Ian Schreiber has been in the video game industry since the year 2000, first as a programmer and then as a game designer. He has worked on eight published games, two textbooks, two free online courses in game design, and several other things he can’t talk about since he’s still under NDA. He has taught game design and development courses at a variety of colleges and universities. He is a proud father of an almost-two-year-old, whose favorite activities include talking on the phone, going to the zoo, playing iPad games, playing in the sand, and tucking her stuffed animals into bed, although her favorite “toys” by far are mommy and daddy. From this experience of seeing his child playing with an iPad, Ian shares four game design essentials with us on developing games for toddlers.

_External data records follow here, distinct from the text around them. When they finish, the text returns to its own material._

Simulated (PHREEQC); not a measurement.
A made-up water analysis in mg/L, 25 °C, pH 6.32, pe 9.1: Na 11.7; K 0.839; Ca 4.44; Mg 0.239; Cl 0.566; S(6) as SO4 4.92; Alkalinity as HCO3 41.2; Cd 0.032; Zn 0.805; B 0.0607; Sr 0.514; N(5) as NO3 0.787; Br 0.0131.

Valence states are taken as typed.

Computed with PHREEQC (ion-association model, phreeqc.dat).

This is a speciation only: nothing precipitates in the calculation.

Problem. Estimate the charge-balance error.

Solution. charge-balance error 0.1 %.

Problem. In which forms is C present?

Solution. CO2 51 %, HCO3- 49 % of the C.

1. Design for a child’s hand and touch

If you actually make a distinction between finger-swipe and palm-swipe, and if your hit boxes aren’t really tolerant of near-misses, you’ll have a hard time convincing me that any kids tested your app before release. Most storybook apps are pretty good examples of how to do this once you get them started - any kind of finger or palm swipe to the left or right turns the page, plus there are buttons in the corners to flip pages if you touch them.

2. Avoid having loading screens

Is there really a reason or need to have several gigabytes of 3D animations in a kids' game?
Is there really a reason or need to have several gigabytes of 3D animations in a kids’ game?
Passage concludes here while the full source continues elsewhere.